Unicode Technical Note #31

Fast Compression Algorithm for Unicode Text

Version	2
Author	Pavel Studený, Ondřej Holeček, Opera Software ASA
Date	2008-01-17
This Version	http://www.unicode.org/notes/tn31/tn31-2.html
Previous Version	http://www.unicode.org/notes/tn31/tn31-1.html
Latest Version	http://www.unicode.org/notes/tn31/

Summary

Compression algorithms derived from Lempel-Ziv operate on 8 bit data. This article shows a window-less compression algorithm specialized on 16 bit Unicode characters, which achieves significantly better performance than for example current zip implementations and has a reasonable compression ratio.

Status

This document is a Unicode Technical Note. Sole responsibility for its contents rests with the author(s). Publication does not imply any endorsement by the Unicode Consortium.

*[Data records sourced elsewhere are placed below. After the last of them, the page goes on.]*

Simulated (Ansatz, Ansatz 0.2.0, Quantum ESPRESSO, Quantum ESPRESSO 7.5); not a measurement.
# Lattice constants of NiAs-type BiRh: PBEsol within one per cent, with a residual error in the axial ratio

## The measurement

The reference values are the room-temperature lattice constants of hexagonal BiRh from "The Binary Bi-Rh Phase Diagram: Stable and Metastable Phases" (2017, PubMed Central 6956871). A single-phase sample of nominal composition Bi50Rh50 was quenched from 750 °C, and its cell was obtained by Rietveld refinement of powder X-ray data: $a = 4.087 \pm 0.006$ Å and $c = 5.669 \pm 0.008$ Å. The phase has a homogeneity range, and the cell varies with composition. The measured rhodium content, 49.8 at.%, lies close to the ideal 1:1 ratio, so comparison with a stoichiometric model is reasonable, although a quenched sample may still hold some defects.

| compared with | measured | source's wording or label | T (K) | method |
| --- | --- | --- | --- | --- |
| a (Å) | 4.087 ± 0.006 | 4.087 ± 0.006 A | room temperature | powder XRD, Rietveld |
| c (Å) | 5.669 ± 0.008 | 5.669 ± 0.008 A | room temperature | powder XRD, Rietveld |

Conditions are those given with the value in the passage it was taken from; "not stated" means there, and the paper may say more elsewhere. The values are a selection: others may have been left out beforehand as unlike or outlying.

For information on Unicode Technical Notes including criteria for acceptance, see http://www.unicode.org/notes/.

Introduction
Unicode Text Compression
Output Format
Compression Algorithm
Decompression
Performance and compression ratio
References

Introduction

Lempel-Ziv compression^[1] is based on replacing sequences of bytes by references to matching sequences already processed by the encoder. The references are called matches. The data which don't have any matches are left unmodified. Those are called literals. See Fig. 1^[4] as an example.

Eli, Eli, lamah azavtani?
Eli, [5,5]lamah azavtani?

Fig. 1: “Eli, “ appears twice in the text. We can thus replace the second reference by a match saying “take the sequence 5 characters before and 5 characters long”. The other character sequences appear once in the text. Those are unmodified in the compressed data as literals.

There are various modifications of Lempel-Ziv algorithm, differing in methods of finding the matches and how to store them in the compressed output. In LZ77, there is a sliding window holding the last 2, 4 or 32 kB of input. There is also a dictionary in most of the compression methods, serving as an index to find the matches quickly.

Unicode Text Compression

A few adjustments can be done if the input is an in-memory block of 16 bit Unicode characters. First of all, the input can be considered as a series of true 16 bit units, instead of arbitrary 8 bit data. There is also no need for a sliding window, since all the data is already present in memory.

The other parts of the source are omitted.